Sunday, October 31, 2010

Dovid Kornreich's Response to Q&A

The questions posed by Dan, Yaakov, "Interested Observer" etc. are a perfect opportunity to explode a few irresponsible myths that have been generated and repeated over and over again by Rabbi Slifkin’s propaganda campaign.

I have examined all the written statements of the gedolim regarding Rabbi Slifkin’s books and they are very general and vague in nature.

They mention insult to the honor of Chazal, and an undermining of our mesorah and the foundations of our emunah.
I don’t see why I should personally accept the second- and third-hand reports of unnamed bystanders, underlings, handlers, or agitators as clarifications of what they were declaring to be kefirah.
I have seen what happens when you do that and it should teach all of us a valuable lesson regarding how unreliable such reports truly are.
(As an aside, Rabbi Reuven Schmeltzer has compiled a very useful handbook of important source material which enjoys a very solid consensus of support --regarding its publication, dissemination and popularization. These sources must be reckoned with.
But Rabbi Schmeltzer has his own ideas regarding the degree of authoritativeness of each individual citation and position which he included.
I don’t believe a haskama on a source book covers that kind of delicate assessment. He has his ideas, I have mine.
In any event, we have also seen that haskamos are virtually worthless. So we have no choice but to think for ourselves here.)

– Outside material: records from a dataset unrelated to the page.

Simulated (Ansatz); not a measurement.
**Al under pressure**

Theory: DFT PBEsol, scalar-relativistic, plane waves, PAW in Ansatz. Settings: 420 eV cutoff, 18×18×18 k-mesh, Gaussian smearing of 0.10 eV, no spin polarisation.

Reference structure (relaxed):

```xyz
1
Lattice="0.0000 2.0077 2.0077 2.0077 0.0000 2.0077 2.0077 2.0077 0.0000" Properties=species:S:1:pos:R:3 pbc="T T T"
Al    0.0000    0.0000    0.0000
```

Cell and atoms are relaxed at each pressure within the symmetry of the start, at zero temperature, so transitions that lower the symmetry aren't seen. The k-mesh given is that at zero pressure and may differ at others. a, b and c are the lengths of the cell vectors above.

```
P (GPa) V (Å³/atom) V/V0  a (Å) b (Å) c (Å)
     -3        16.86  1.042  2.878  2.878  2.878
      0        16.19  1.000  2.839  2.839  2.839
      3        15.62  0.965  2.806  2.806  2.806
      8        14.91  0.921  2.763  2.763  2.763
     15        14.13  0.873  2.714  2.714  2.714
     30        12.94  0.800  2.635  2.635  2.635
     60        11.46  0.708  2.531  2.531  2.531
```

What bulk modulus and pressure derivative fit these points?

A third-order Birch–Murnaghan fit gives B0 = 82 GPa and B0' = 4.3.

Contrary to how they have been portrayed on the internet, gedolim are not simple-minded fools. They know quite well that Chazal openly testify about their own mistakes (sometimes grave) throughout Shas, that they are in no way infallible, and that Ma’aseh Bereishis is an extremely delicate and enigmatic parsha in the Torah.
These are not subjects that can be accurately summarized and communicated in a few, short, simple public pronouncements.
(The only gadol I saw in all the kol kores addressing the age of the universe was Rav Sheiner. There is no hint of unanimity on the topic. Rav Reuven Feinstein’s views are little more than hearsay, and even if confirmed, will not establish unanimity either.)

After checking the books for myself (with permission from my Rosh Yeshivah) I quickly discovered how correct the charge of heresy was on both accounts. I could literally write a few hundred page book documenting what exactly is kefira in the books and why.
When I say that I am grateful to Rabbi Slifkin for providing me with this opportunity to delve deeply into the ikkrei emuna and achieve significant clarity, I mean it sincerely without any sarcasm. It has been a tremendous learning experience for me.

Rabbi Aharon Feldman—who I take for granted would not hold views contrary to a “unanimous view of the gedolim”, similarly took it upon himself to survey the banned books for himself to see what was heretical about them, and came up with his justifications.
Someone actually linked to it in the comments as some sort of challenge to my earlier post, but it is clear support for everything I've written here.

In the course of explaining why Rabbi Slifkin's approach to Bereishis is heretical, he sanctions many different approaches along the way.
He wrote the following:

There are two problematic theses in Slifkin’s books which brought about the ban.
These are: a) his approach to cosmology (the creation of the world), and b) his approach to the credibility of the Sages. Each of these need to be examined separately.


Most scientists believe that the world is 15 billion years old, and that the human species evolved from lower life forms. The Torah says that it is less than 6000 years and that man was created individually at the end of Creation.
It is quite obvious that the world appears older than 6000 years. One needs only
look up to the sky and see stars billions of light years away for evidence of this. On the other hand, for a Torah Jew, because his ancestors experienced a revelation by G-d of Torah at Mount Sinai and the Jewish People bears an unbroken tradition of that revelation, there is no doubt that the Torah is true. If so, the appearances which make the world seem older must have some explanation.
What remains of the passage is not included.